Australian bank ANZ has won an appeal against a court ruling that some of its fees for late payments had been unfair and that customers should be reimbursed.
Australia's federal court had ruled in February 2014 that the lending giant had charged some customers extravagant, exorbitant and unconscionable fees, while others were charged reasonable fees.
Around 43,500 customers had claimed ANZ (Australia and New Zealand Banking Group) charged exorbitant fees for late payments.
The 2014 ruling would have made ANZ liable for a massive financial pay out but Australia's federal court unanimously overturned the decision.
"Our long-standing position has been these fees were lawful and we're pleased this has been vindicated by the Full Federal Court," said ANZ chief executive for Australia Mark Whelan.
"We were particularly pleased the court found there was no dishonesty on ANZ's part and these avoidable fees were fairly and fully disclosed and there was no lack of good faith by ANZ."
The legal firm acting on behalf of the customers, Maurice Blackburn, said it would take steps to take the case to the high court.

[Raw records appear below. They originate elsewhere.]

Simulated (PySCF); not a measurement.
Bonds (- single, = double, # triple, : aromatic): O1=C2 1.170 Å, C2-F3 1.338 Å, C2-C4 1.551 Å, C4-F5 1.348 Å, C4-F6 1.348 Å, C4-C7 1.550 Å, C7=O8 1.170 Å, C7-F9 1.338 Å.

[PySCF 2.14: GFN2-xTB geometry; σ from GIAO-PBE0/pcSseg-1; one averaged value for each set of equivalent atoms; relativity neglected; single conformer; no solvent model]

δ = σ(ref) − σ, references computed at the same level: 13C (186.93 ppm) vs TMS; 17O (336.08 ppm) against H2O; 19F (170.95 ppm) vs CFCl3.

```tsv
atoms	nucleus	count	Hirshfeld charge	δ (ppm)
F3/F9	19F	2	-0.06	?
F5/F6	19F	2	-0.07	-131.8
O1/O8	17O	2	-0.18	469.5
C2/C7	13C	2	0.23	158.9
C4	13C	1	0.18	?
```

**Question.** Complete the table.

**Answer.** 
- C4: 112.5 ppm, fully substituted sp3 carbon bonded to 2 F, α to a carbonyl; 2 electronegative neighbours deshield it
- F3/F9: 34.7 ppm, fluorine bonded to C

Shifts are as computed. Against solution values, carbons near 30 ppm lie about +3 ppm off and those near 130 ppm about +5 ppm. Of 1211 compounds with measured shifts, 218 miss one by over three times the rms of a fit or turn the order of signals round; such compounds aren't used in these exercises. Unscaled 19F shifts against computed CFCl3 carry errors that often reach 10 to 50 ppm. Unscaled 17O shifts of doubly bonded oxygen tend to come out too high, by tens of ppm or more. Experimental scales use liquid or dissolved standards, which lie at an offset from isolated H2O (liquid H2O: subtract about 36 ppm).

"It is perhaps appropriate that Australia's largest consumer class action will ultimately be decided by Australia's highest court, and as a result of today's decision, that's where we're headed," said Maurice Blackburn's national head of class actions Andrew Watson.
ANZ was the first of a number of major lenders to go to court in the class action suit that began in 2010. Maurice Blackburn has also launched proceedings against a number of lenders including Citibank, Commonwealth Bank and National Australia Bank.